I was reading Tom Apostol book called "Mathematical Analysis" and I read this statement: the Lebesgue Dominated convergence theorem is false in case of Riemann integration.
Here is the statement of LDCT:
My question is:
Could someone give me an example that shows that LDCT is false in the case of Riemann integration, please?
On
A bounded function defined on a compact interval is Riemann integrable iff its set of discontinuities have Lebesgue measure zero. Let $P$ be the fat Cantor set with positive Lebesgue measure.
Construct a sequence $(f_{n})_{n = 1}^{\infty}$ on $[0, 1]$ such that $f_{n} = \max(0, \: 1 - n \cdot \text{dist}(x, P))$ for all $n \in \mathbb{N}$. Each $f_{n}$ is continuous, and thus Riemann integrable, by the continuity of the $\text{max}$ and $\text{dist}$ functions.
By construction, $|f_{n}| \leq 1$ for each $n$. However, its pointwise limit is the indicator function $1_{P}$, which is not even Riemann integrable as its set of discontinuities is $P$.
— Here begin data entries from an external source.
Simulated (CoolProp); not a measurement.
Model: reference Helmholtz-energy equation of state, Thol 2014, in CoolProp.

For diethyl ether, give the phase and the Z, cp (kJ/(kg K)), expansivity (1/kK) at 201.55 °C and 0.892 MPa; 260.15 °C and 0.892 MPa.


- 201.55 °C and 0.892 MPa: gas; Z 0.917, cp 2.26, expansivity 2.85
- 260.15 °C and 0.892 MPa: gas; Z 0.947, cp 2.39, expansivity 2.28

Every Riemann-integrable function is Lebesgue-integrable, so the only way in which the DCT could possibly fail for Riemann-integrable functions is in concluding that the limit function is Riemann-integrable. It is not too hard to cook up an example of a (dominated) sequence of Riemann-integrable functions whose limit is not Riemann-integrable:
Let $\{r_1,r_2,\dotsc,r_n,\dotsc\}$ be an enumeration of $\mathbb{Q}\cap[0,1]$. Consider the sequence of functions $f_n=1_{\{r_1,\dotsc,r_n\}}$ on $[0,1]$. Each $f_n$ has only finitely many discontinuities, so is Riemann-integrable. Furthermore, the sequence $\{f_n\}_n$ is obviously dominated by the constant $1$ function, which is Riemann-integrable. However, the sequence $\{f_n\}_n$ converges everywhere on $[0,1]$ to the function $1_{\mathbb{Q}\cap[0,1]}$, which is a standard example of a non-Riemann-integrable function, hence the DCT fails.